This past weekend there were a few controversial statements that surfaced in the release of former NHL player Georges Laraque's book, titled The Story of the NHL's Unlikeliest Tough Guy. Within the book, Laraque claims that there were plenty of players that used steroids to gain an edge on the ice. The alleged users had no boundaries as both stars and goons fell into this category. He goes on to state that there are certain ways to tell which player might be using when it comes to looking at the statistics sheet. But unlike Jose Canseco, Laraque doesn't reveal a single name throughout the book.

A quick glance at the headlines concerning this issue might cause some to be trying to convince themselves that this morsel of information was put in the book to help sell the book. Others might see Laraque's red flag statement and declare that the NHL is a cesspool of filth and should experience the same turmoil and troubles that Major League Baseball did. However, for what it is worth, I'm seeing a third opinion that is rising in the ranks of the online sphere of opinions: People don't care.

And guess what?

I don't care either.

Let me clear the air on that statement. First and foremost, I believe that steroids shouldn't be used in any sport, let alone hockey. Those who are desperate enough to inject themselves with performance enhancing drugs deserve all the negative side effects that they will encounter in both the short and long term. Secondly, I'm not naive to think that steroids have never been a part of the NHL, AHL, or ECHL game. Anytime you're dealing with high stakes scenarios, you will have at least a small portion of the participants indulge in risky behavior. An athlete trying to gain a competitive edge isn't new. The question that the media and fans would like to know is how many players in the different levels are actually using? Given that PED testing was placed in the 2005 collective bargaining agreement, it might not be all that high. Or it could be running wild in the offseason months. We don't know.

Excuse me for not pulling a clock out of my pocket like Lewis Carroll's white rabbit and proceed to claim that the NHL is late on this issue, because I think we're to the point where that is already understood. The league needs to take a stance on this issue and collectively push their efforts to an extreme. Hopefully the extreme that will take place will be a subsequent ban on any PED use on multiple levels of hockey in North America. Heaven forbid that the league goes in the other direction and require the use of PEDs for all players at the NHL level.

If there is any good news that we should focus on, it is the fact that the current NHL CBA will expire after this season. The league should be able to apply more pressure in negotiating stricter testing procedures moving forward. Failure to do so acknowledges the fact that both the league and the NHL Players Association share no concern for the future reputation of the league. It will also conclude that money reigns over all things on this earth. Although, I think we learned this lesson with the Wall Street fiasco, no?

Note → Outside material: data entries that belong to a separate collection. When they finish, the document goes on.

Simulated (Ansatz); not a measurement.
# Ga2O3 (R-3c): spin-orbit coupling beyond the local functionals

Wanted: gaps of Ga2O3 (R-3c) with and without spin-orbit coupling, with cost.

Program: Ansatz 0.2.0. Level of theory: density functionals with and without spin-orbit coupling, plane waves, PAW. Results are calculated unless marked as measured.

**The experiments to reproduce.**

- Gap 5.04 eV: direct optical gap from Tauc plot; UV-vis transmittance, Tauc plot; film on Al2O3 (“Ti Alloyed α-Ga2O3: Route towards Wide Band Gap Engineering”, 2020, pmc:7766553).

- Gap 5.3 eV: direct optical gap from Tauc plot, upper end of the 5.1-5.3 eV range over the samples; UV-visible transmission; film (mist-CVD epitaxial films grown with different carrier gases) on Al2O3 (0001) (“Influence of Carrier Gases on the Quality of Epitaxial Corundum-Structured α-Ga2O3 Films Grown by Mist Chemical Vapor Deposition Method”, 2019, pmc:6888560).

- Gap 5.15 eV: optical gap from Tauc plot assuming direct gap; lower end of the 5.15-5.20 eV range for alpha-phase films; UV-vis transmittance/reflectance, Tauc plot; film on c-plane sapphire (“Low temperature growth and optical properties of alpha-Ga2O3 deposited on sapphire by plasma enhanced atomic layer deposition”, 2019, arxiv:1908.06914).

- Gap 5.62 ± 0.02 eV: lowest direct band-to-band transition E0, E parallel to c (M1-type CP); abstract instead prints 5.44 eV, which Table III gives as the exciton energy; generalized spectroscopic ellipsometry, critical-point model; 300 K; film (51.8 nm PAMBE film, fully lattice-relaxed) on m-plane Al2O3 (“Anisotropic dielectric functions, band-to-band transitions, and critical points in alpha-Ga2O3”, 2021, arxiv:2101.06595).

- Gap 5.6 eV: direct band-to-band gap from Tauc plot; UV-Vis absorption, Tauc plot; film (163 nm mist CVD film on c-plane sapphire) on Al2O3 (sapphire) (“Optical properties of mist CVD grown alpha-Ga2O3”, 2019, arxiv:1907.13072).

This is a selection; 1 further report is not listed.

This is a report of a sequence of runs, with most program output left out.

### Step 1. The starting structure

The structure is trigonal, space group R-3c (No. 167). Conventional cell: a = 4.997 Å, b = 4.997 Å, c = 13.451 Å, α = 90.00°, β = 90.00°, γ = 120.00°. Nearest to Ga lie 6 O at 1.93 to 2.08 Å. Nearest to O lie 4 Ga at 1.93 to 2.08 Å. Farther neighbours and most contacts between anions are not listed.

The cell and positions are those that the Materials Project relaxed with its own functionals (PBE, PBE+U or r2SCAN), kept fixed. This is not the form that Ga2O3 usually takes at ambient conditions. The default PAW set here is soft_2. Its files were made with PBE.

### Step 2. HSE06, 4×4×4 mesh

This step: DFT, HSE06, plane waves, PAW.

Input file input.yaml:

Since we have time on hands before the current CBA expires, what should we do now? Should we go statistical grave robbing in hopes of allowing the NHL to become morally just again?

I don't think so. Engaging in a Roger Clemons-like goose chase won't help anyone - especially for the NHL, who have a hard time as it is making front-page headlines on a national scale. If they start polluting headlines with negative press such as drug use, the game will only fall further down the ladder of success. Rather than investigating the past, the league should recognize the problem at hand and fix it. As for the fans, waving our hands in the air and accusing players at the top of our lungs wouldn't be very productive. We cannot change the things that have happened in the past. The only thing we can do now is to let it go.

Time will tell whether or not this seed of information on steroid use will grow into a bigger issue. In Georges Laraque's case, I would image he hopes that his efforts not only change the game for the future, but also sell a few copies of his book in the process. We can all agree that shedding light on this issue can potentially clean up the NHL. Ignoring this problem will only lead to further wormholes down the road. For everyone's sake, let's hope someone finally makes things right.